As you walk through the Royal Arcade in Melbourne’s Central Business District (the CBD), if you arrive at the top of the hour you’ll hear Gaunt’s Clock alerting you to the time. Follow the chimes and look up and you’ll see two statues flanking the clock dial, imaginings of mythical giants named Gog and Magog.
Since 1892, these two medieval warriors have watched over the southern side of the arcade, striking the chimes with their mechanical arms. Each is about seven feet tall, and carved from pine by a man named Mortimer Godfrey. He modeled the two on similar figures that watch over Guildhall in London, where the same characters have been the guardians of the city since the 15th century.

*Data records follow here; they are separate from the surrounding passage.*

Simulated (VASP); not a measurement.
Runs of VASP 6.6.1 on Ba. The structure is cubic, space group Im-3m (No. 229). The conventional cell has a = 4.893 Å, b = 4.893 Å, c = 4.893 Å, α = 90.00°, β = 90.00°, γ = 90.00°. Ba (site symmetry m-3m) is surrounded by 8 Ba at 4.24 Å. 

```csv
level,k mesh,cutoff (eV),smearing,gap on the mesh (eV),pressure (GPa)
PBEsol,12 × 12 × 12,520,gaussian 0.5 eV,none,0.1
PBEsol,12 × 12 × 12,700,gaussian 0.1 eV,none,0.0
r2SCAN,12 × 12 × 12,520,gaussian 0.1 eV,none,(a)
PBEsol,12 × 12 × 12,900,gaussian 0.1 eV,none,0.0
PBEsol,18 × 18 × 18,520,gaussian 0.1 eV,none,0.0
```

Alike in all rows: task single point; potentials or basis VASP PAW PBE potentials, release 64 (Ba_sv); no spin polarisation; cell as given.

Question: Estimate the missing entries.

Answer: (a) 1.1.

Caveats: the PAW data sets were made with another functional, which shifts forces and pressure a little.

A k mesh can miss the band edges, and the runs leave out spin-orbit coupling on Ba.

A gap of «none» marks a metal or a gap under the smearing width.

The mechanical statues stand on either side of Gaunt’s Clock, a feature that was added to the Arcade about 20 years after it was built. Thomas Gaunt, a well-known Melbourne jeweler, watch and clock maker, had a shop in the Royal Arcade, and adding a prominent time piece with a couple of mythical giants could only be good for business.
Although variations of the characters of Gog and Magog appear in many ancient texts, including the Old Testament and the Quran, these two are actually a jumble of several religious stories and pagan myths, more grounded in medieval lore than the Bible. As the display itself will tell you (slightly editing here), “These two … symbolise the conflict between the ancient Britons and the Trojan invaders… having been captured in battle… and made to serve as porters at the gateway of an ancient palace on a site later occupied by the Guildhall.”
So they’re a little bit biblical, a little bit Roman, a little bit pagan, and a little bit medieval. Everything good giants should be.